Lawrence Veil and Julia Coffey in a recent production at ACT in San Francisco.
Photo by Kevin Berne
ONCE IN A LIFETIME. This 1930 play was the first effort—and first hit—by the soon-to-be-famous duo of Kaufman and Hart. It actually began as a Hart creation, until the writer invited Kaufman to take part in a few rewrites. Kaufman also directed the Broadway premiere, which ran for more than a year. The play is set during the fraught time when the advent of "talkies" was sending Hollywood into confusion. Three desperate vaudevillians, including George Lewis and May Daniels, arrive in town in hope of selling themselves as elocution experts. They encounter a wide array of Hollywood zanies: the megalomaniacal producer, dumb but beautiful actresses, stage mothers and, standing in for the authors, a playwright so abused and bewildered by his treatment that he's outfitted for a straightjacket. (Kaufman actually played this role himself in the production.) As in Merton, the idiot of the bunch makes out best: dull-witted George Lewis ends up directing a terrible film that is mistaken for a masterwork. The play has been revived on Broadway and off, on the West End and at the National Theatre, and it has received countless regional productions.

"I've always loved the script," said Neil Pepe, artistic director of Atlantic Theatre Company, which has produced the comedy. "It just captured, at that time period, what it meant to be interested in show business as it pertained to film, and how that played out in Hollywood as opposed to New York. Kaufman and Hart's ability to cut to the humorous truth and the tragic truth of what that business is was just outstanding. Even in contemporary times, writers still talk about what it means to try to ply their trade in movies, how there's a lot of money in Hollywood, and how they get lost in the economic shuffle. In that aspect, like in many others in the play, that play is timeless." "I think Once in a Lifetime is a classic because it manages to be a terrific satire that has a great big heart," said Mark Rucker, who directed the play recently at ACT in San Francisco. "May Daniels is one of the great female characters of the theater in the early 20th century. Acerbic and whip-smart, she uses irony to survive in a man's world where she is surrounded by idiots. But beneath her wit-laden armor beats a heart of gold. After out of town try-outs this play almost died when Kaufman walked away from it. Hart realized that it needed to be a love story as well as a send-up and convinced Kaufman to revised it. Thank goodness, he was right!"

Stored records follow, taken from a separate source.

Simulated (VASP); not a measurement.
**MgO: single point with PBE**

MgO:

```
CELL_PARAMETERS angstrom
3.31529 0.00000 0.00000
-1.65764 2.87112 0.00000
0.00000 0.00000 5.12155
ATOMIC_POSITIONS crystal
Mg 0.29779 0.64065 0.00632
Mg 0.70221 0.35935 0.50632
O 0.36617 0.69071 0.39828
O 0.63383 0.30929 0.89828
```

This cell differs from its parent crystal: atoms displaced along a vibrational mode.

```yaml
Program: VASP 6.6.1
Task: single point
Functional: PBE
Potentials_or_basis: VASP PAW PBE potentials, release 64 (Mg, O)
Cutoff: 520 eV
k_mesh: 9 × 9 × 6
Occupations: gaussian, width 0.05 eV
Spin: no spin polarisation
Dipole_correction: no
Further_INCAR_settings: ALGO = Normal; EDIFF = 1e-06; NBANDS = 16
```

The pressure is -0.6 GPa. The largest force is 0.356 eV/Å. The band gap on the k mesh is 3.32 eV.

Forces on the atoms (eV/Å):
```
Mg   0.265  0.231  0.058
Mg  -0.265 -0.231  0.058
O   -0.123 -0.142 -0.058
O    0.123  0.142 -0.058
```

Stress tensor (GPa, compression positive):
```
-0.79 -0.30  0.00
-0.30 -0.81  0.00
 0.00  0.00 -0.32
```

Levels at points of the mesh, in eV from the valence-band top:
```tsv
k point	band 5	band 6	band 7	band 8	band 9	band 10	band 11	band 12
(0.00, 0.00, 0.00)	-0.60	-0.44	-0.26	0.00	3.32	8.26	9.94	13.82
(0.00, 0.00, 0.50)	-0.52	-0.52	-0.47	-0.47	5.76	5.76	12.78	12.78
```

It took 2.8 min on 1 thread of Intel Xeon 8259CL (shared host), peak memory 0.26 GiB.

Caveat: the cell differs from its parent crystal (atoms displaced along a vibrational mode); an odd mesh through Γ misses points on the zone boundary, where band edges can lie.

Marin Ireland and Bobby Cannavale in the current Broadway revival of The Big Knife.
Photo by Joan Marcus
THE BIG KNIFE: Though Kaufman may have loathed the film community, his plays about Hollywood were rendered with a touch of affection. Certainly, they were not angry plays. Clifford Odets' venture into this territory most certainly is. In his tale of corruption and compromise, he makes his hatred clear and declaims it loudly. Odets' stand-in is Charlie Castle, a top movie star who has sacrificed his soul, integrity and maybe his wife and son in exchange for a multi-million-dollar, 14-year contract that binds him to one studio for life. The underbelly of the movie business—the power-mad producers, the wanton starlets, the bow-and-scraping agents—is exposed in all its ingloriousness. This being Odets, the play has some pretty rotten things to say about the American way of getting ahead, and the writer says them in his bewitchingly punchy style.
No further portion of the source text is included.